When the world’s leading investor bets billions on Israel, it’s cause for optimism.
This week, Berkshire Hathaway president and stock market guru Warren Buffett announced he had purchased 80 percent of the Israeli tool company Iscar Metalworks. Israel was ecstatic over the news, with Tel Aviv Stock Exchange blue chips up 2.7 percent after the deal closed.
Two days later, Berkshire Hathaway acquired 60 percent of a second, smaller Israeli firm, Agrologic.
Buffett’s $4 billion Iscar deal made headlines because it was the biggest foreign investment agreement ever involving an Israeli tech company, the third-largest deal ever for Berkshire Hathaway and its first acquisition of a company based outside the United States.
When asked about it in an interview with PBS “Nightly Business Report,” Buffett said, “Iscar operates in 61 countries … but it’s very definitely Israel-based. That’s a very talented management there. And they’re thinking about every country in the world.”
High praise from the high priest of capitalism.
Buffett isn’t the only tycoon with the good sense to bank on Israel. Foreign investment there totaled $1.72 billion in the last two months alone.
What does all this mean for Israel’s economy, the region and the world? Bottom line, it means that despite the ongoing conflict between Israel and the Palestinians, the Jewish state is a good place for foreign investors to do business, and getting better.

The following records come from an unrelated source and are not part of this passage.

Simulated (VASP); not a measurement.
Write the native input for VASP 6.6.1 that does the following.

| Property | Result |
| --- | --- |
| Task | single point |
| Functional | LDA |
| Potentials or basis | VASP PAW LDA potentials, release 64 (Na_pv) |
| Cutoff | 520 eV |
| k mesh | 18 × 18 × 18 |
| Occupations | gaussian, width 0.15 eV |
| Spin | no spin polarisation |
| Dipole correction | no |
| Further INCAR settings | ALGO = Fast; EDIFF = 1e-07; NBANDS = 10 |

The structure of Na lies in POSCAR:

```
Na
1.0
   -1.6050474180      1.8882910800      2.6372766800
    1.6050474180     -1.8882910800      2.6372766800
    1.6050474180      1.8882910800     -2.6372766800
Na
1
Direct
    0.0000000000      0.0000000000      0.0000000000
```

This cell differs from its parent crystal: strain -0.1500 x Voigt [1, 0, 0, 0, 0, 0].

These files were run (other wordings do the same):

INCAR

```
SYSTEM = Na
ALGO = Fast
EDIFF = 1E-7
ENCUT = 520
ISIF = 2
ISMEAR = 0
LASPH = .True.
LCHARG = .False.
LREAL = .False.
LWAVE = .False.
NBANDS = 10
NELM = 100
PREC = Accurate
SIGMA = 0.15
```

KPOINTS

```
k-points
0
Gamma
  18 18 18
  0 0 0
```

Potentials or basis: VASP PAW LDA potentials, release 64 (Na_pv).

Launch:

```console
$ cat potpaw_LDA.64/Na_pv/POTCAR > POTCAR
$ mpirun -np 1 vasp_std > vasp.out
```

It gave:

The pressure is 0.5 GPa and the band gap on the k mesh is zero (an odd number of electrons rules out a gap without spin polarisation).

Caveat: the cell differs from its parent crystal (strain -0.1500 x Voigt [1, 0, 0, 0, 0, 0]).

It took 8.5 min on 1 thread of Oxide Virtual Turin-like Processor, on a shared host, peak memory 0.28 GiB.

It might seem incongruous that a nation facing global anti-Semitism, Palestinian terror attacks and existential threats from Iran could lure so much global capital. But Israel decided long ago to apply its formidable collective brainpower to building a better future for the nation and the planet.
Today, Israel is one of the world’s premiere high-tech centers. The country does brisk business with India, China and Europe in addition to the United States. Israelis are everywhere, lending their expertise and, by extension, their national good will to the wider world.
This is much more than a reason for the Jewish community to pat itself on the back. In this world, money talks.
Every dollar, yen and euro invested in Israel contributes to a safer and more secure nation. Because the Warren Buffetts of this world want to see healthy returns on their investments, they now have a stake in Israel’s success.
The 18th-century economist Adam Smith once famously claimed that a rising economic tide lifts all boats. If that is true, then the latest news means Israel may have smoother sailing ahead.